The Royal Opera’s 2013/14 season, announced today, is the second under the directorship of Kasper Holten. It’s becoming easier to understand the thinking behind the current style of programming, both explicitly (from hearing Holten talk at the press conference) and implicitly (by looking at the programme and making a few inferences).
Firstly, Holten makes clear that he intends to keep increasing the number of new productions, from five in 2012/13 to six in 2013/14 and seven in 2014/5. Since new productions are expensive things, there are a lot of co-productions with other opera houses and not every production is going to involve lavish expenditure.

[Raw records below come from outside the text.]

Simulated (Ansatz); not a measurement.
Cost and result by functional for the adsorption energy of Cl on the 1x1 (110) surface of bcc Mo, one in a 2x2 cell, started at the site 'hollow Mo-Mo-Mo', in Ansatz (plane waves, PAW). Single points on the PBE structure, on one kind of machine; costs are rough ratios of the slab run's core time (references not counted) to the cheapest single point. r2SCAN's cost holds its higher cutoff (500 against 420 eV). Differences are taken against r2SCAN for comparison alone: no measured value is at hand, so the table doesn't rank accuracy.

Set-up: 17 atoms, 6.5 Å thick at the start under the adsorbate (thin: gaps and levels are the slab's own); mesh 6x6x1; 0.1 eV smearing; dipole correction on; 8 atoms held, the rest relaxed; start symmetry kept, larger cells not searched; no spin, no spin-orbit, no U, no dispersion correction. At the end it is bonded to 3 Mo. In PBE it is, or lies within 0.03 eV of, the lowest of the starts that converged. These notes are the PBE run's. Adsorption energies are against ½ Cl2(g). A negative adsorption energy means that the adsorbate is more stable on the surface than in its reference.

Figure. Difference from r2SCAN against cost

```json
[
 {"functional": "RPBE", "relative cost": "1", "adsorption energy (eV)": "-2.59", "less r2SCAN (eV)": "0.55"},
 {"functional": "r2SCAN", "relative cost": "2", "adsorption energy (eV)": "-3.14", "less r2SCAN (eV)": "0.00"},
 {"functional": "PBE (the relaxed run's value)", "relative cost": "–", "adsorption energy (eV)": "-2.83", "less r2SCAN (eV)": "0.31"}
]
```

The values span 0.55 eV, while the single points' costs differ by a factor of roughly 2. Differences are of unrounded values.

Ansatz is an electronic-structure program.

But they’ve made an exception for next season’s big rarity: Giuseppe Verdi’s Les Vêpres Siciliennes, performed in its original Parisian version complete with extensive ballet scene. It’s their nod to Giuseppe Verdi’s anniversary (although the October 17th première is a week late for his birthday), it adds a bit of Holten’s Danishness (it’s a co-production with the Royal Danish Opera) and, taken with last season’s Robert le Diable, indicates that someone has a soft spot for French Grand Opéra. Apparently, this is going to be next year’s most expensive production by a country mile, with huge ballet resources from both British and Danish Royal Ballet companies to add to everything else.
The new productions demonstrate a desire to include a variety of directorial styles. Stefan Herheim’s Les Vêpres Siciliennes is going to be distinctly conceptual, a sort of inside-out effort set in the Paris Opéra rather than in Sicily, and we can expect conceptual takes from Stephen Langridge’s new Parsifal and from Holten himself when tackling Don Giovanni, which he describes as “a well known directors’ graveyard” and therefore a directorial task not to be handed to anyone else. I’m guessing that we can expect something far more straightforward from Jonathan Kent’s Manon Lescaut (starring Jonas Kaufmann), and I have no idea whatsoever about what to expect from Patrice Caurier and Moshe Leiser’s Maria Stuarda which, we are told, will blend “historical and contemporary resonances” - although we can expect some world class singing from Joyce DiDonato and Carmen Giannattasio.
These four world premières are augmented by two imports of productions already seen elsewhere in Europe: Robert Carsen’s Dialogues des Carmélites from DNO Amsterdam, and Claus Guth’s Die Frau ohne Schatten from La Scala, which is one of three Richard Strauss operas being staged to mark his anniversary in 2014.
The notable absentee is any new work on the main stage. Although Holten and Antonio Pappano trumpeted the success of their new pricing policy in persuading audiences to take a chance on The Minotaur and Written on Skin (they have, we are told, sold 98% of the house), new work for the 2013/14 season is being exiled downstairs to the Linbury Studio. The other total absentee is any baroque or early opera whatsoever, with Le nozze di Figaro and Don Giovanni the only pre-1800 works performed.